Is it acceptable to declare on the main panel the single alcohol content of the final beverage, when poured according to instructions, and to declare the individual alcohol content of the two different liquors on the back label?
Answer: No. Due to the variability of proportions that could occur when the beverage is poured, the separate alcohol by volume declarations should be retained as the main panel declaration and the intended combined declaration may be shown on the back label, if at all. The alcohol by volume declaration should be that of the product as sold.
Question: Would "alcoholic beverage" be an acceptable alternative common name for a malt beverage which does not meet any of the beer standards (B.02.130 to B.02.132, Food and Drug Regulations)?
Answer: Yes, the common name "Alcoholic Beverage" is an acceptable alternative to the common name "malt beverage" for a malt beverage that does not meet the beer standards but is made from ingredients such as malt, hops, corn syrup, etc., and which has an alcoholic content of 1.1% alc./vol. or more. Historically, generic terms such as "beverage", "drink", "cooler", "mix", etc., as appropriate, have been accepted in the common names of unstandardized foods. (07/Sept/94)
Question: Can an alcoholic beverage be called "liqueur" if it is made only from alcohol, a sweetening agent and ARTIFICIAL flavour?
Answer: No, an alcoholic beverage made only from alcohol, a sweetening agent and ARTIFICIAL flavour may not be called a "liqueur" because it does not conform to the standard for liqueurs and spirituous cordials in the Food and Drugs Act (section B.02.070). Specifically, a liqueur shall be the product obtained by the "mixing or distillation of alcohol from food sources with or over fruits, flowers, leaves or other botanical substances or their juices or with extracts derived by the infusion, percolation or maceration of those botanical substances".
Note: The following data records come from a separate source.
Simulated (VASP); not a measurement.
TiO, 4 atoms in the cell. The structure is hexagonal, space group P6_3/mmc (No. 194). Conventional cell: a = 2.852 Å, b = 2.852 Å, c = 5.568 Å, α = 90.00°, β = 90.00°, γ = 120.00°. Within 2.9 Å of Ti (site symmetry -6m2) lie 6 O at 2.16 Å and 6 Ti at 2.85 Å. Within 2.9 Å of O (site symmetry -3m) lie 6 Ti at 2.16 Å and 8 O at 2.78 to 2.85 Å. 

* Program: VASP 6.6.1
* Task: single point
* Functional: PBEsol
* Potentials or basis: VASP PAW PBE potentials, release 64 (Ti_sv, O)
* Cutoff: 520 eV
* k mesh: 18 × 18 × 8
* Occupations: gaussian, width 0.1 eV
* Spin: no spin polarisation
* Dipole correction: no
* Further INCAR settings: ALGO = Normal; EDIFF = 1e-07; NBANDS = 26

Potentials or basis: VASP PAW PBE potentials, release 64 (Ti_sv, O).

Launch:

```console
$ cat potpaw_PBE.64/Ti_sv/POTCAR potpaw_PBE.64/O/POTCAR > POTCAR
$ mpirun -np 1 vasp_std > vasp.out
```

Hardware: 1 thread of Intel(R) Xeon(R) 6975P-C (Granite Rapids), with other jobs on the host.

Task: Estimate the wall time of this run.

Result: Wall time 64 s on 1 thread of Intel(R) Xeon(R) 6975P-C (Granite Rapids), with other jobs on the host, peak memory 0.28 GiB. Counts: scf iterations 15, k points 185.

However, an alcoholic beverage made solely from alcohol, a sweetening agent and a NATURAL flavour may be called a liqueur, as natural flavour is a "preparation of sapid or odorous principles or both, derived from the plant after which the flavour is named" (section B.10.005 of the Food and Drugs Act), and thus fulfils the above requirement for a liqueur.
Acceptable common names for a beverage made of alcohol, a sweetening agent and ARTIFICIAL flavour include "alcoholic beverage", "a liquor" or such generic terms as "beverage" or "drink". (30/Nov/90)
Question: Could the statement "Blush Chablis of California" fulfill the requirement for a country of origin declaration on the label of a wine (section B.02.108 of the Food and Drug Regulations).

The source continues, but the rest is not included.